Sunday, September 11, 2011

September 11, 2011

Ten years seems like a long time but when I look at ten years ago today it wasn't that long ago. It seems like just yesterday I got up and grumpily went to my 8 a.m. chemistry class. When I left class at nine I headed to work at the Wesley Foundation like usual. The secretary was sitting there looking confused and asked what was happening. The radio was saying a plane had hit the Pentagon. I quickly called Sarah and told her to turn on the television and find out what was happening. When I was on the phone with her she said a plane just hit in New York too. I quickly gathered my stuff and went home.

I don't remember much else except that I had to go get my roommate at her job at Office Max because her dad was being evacuated from a building in Chicago. I remember people coming to our apartment and quietly watching television all day. I remember calling my dad and saying "Daddy I'm scared. They closed school and I don't understand what's happening" I remember him telling me he loved me. He didn't have any answers to give me, but no one did that day.

I have put off thinking about today all week. I haven't watched any of the specials or talked about it. This morning Reverend Kathy asked us to take 6o seconds and talk to the person next to us about that day. I told Sarah I didn't want to think about it let alone talk about it so she told me a joke. I needed that because I needed to not break down there.

What I haven't wanted to admit to myself is that the wounds of that day are still fresh. Ten years later I can't talk about it or watch anything about the events of that day without getting emotional. I haven't' wanted to admit it because it feels strange to remember that day in such detail with so much pain.

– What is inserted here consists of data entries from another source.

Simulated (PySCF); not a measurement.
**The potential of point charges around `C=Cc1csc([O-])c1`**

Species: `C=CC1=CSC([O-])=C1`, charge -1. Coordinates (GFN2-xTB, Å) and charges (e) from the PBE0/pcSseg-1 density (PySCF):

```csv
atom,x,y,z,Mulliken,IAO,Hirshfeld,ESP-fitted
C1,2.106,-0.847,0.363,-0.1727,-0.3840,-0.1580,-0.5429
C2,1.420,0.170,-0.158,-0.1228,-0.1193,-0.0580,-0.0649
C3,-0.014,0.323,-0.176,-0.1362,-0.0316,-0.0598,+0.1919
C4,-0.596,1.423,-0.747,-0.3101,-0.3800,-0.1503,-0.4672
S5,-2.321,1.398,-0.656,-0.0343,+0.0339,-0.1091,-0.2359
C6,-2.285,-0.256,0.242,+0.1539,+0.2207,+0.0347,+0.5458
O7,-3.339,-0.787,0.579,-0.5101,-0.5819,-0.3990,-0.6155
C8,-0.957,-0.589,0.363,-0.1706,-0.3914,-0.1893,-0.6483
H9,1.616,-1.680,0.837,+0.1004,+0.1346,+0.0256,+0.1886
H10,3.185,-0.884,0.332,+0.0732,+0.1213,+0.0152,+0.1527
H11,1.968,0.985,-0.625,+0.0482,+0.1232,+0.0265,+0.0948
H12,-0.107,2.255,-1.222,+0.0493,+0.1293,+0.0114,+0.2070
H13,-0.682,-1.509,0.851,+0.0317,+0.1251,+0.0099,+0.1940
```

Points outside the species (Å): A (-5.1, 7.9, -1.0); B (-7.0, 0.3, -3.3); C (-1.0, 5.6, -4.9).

Our world changed that day. The students who came to my class this week have no idea what life was like before that day. They have grown up in terror. I hate that idea, that children don't know what life was like before terrorism became part of our everyday vocabulary.

Today I was thinking about the anniversary and this popped into my head:

America isn't easy. America is advanced citizenship. You've gotta want it bad, 'cause it's gonna put up a fight. It's gonna say, "You want free speech? Let's see you acknowledge a man whose words make your blood boil, who's standing center stage and advocating at the top of his lungs that which you would spend a lifetime opposing at the top of yours." You want to claim this land as the land of the free? Then the symbol of your country cannot just be a flag. The symbol also has to be one of its citizens exercising his right to burn that flag in protest. Now show me that, defend that, celebrate that in your classrooms.

Then you can stand up and sing about the land of the free.


It is part of the speech from "The American President" and I think it illustrates that America is strong and we will rise to any occasion. It gives me hope.

As you reflect on this day listen to this song by Alan Jackson, it is a good reminder of the events that followed the fateful day 10 years ago.

Where Were You (When the World Stopped Spinning)


Where were you when the world stopped turning on that September day?
Were you in the yard with your wife and children
Or working on some stage in L.A.?
Did you stand there in shock at the sight of that black smoke
Risin' against that blue sky?
Did you shout out in anger, in fear for your neighbor
Or did you just sit down and cry?

Did you weep for the children who lost their dear loved ones
And pray for the ones who don't know?
Did you rejoice for the people who walked from the rubble
And sob for the ones left below?
Did you burst out in pride for the red, white and blue
And the heroes who died just doin' what they do?
Did you look up to heaven for some kind of answer
And look at yourself and what really matters?

[Chorus:]
I'm just a singer of simple songs
I'm not a real political man
I watch CNN but I'm not sure I can tell
you the difference in Iraq and Iran
But I know Jesus and I talk to God
And I remember this from when I was young
Faith, hope and love are some good things He gave us
And the greatest is love

Where were you when the world stopped turning on that September day?
Were you teaching a class full of innocent children
Or driving down some cold interstate?
Did you feel guilty 'cause you're a survivor
In a crowded room did you feel alone?
Did you call up your mother and tell her you loved her?
Did you dust off that Bible at home?

Did you open your eyes, hope it never happened
Close your eyes and not go to sleep?
Did you notice the sunset the first time in ages
Or speak to some stranger on the street?
Did you lay down at night and think of tomorrow
Or go out and buy you a gun?
Did you turn off that violent old movie you're watchin'
And turn on "I Love Lucy" reruns?

Did you go to a church and hold hands with some strangers
Did you stand in line and give your own blood?
Did you just stay home and cling tight to your family
Thank God you had somebody to love?

[Repeat Chorus 2x]
And the greatest is love.
And the greatest is love.

Where were you when the world stopped turning that September day?